“Dude, how did you get these? You’re SO lucky.”
I was at the playground with my preschooler when I heard this from a nearby group of middle school boys. They were hard to ignore as they passed around a cellphone filled with images of young girls — their classmates — in various stages of undress. I judged the boys to be 13, at the oldest.
The girls had snapped these selfies in bras or towels, posing alone in steamed-up bathrooms or frilly childhood bedrooms. From the boys’ chatter, I discerned that the “lucky dude” hadn’t requested the photos: The girls had taken them quite willingly. But he hadn’t rejected the photos, either, and he didn’t mind sharing them with others. I couldn’t see the images, but I didn’t need to. The boys were impressed enough to describe each one in detail.
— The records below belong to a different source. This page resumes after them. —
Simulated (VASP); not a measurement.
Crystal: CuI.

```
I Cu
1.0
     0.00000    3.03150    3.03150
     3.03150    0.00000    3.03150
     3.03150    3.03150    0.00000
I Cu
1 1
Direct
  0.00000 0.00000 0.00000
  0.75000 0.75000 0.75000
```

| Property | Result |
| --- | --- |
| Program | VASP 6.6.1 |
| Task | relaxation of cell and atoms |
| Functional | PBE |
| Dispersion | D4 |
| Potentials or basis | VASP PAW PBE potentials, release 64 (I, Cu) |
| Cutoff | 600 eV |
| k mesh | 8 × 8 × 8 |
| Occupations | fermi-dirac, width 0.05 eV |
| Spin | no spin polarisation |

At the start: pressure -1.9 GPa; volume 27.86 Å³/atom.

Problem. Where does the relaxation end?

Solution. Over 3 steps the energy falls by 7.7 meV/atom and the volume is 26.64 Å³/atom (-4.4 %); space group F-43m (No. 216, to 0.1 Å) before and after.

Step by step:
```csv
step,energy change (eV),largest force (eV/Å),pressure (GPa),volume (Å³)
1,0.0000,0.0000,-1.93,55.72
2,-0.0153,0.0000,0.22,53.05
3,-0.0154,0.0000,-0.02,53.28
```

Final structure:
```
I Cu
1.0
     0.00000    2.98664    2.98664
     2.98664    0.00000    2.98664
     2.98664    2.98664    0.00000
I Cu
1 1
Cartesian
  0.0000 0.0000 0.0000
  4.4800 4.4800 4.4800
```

Looking back, I wish I’d spoken up for those girls in the pictures but I was too shocked and sad. Watching my my rosy-cheeked preschooler on the swing, I was flooded by the realization that one day soon he’d be the same age as these boys. Even sooner, I’d need to discuss these issues with my 8- and 11-year-old daughters. The simplicity of swing sets and slides fades fast. What comes next isn’t nearly as simple.
It’s about consent
I’ve been preparing for it, sort of. In the local group of 70ish parents that I’ve co-led for nearly a decade, we weave the concept of consent — the idea that interacting with another human should involve mutual, enthusiastic agreement — into every playdate by using phrases like “She’s not enjoying that, so you need to stop” or “Please ask before you give your friend a hug.” We’re used to asking, not assuming, before we tickle, hoist or squeeze our adorably squeezable kids.
And we’re not the only ones teaching our young kids about consent. I see similar parenting behavior nearly everywhere I go. Like many others, we believe that kids have ownership of their own bodies. Of course, we’ll step in when safety is at stake and our kids get that parents and health care providers help them keep their bodies clean, safe and healthy, but, for the most part, we let our kids decide when and how to engage in physical contact.
But as my playground encounter made clear, teaching consent isn't just about physical contact. It’s digital, too. Our phones are filled with snapshots of our unwitting kids and we think nothing of posting these photos online.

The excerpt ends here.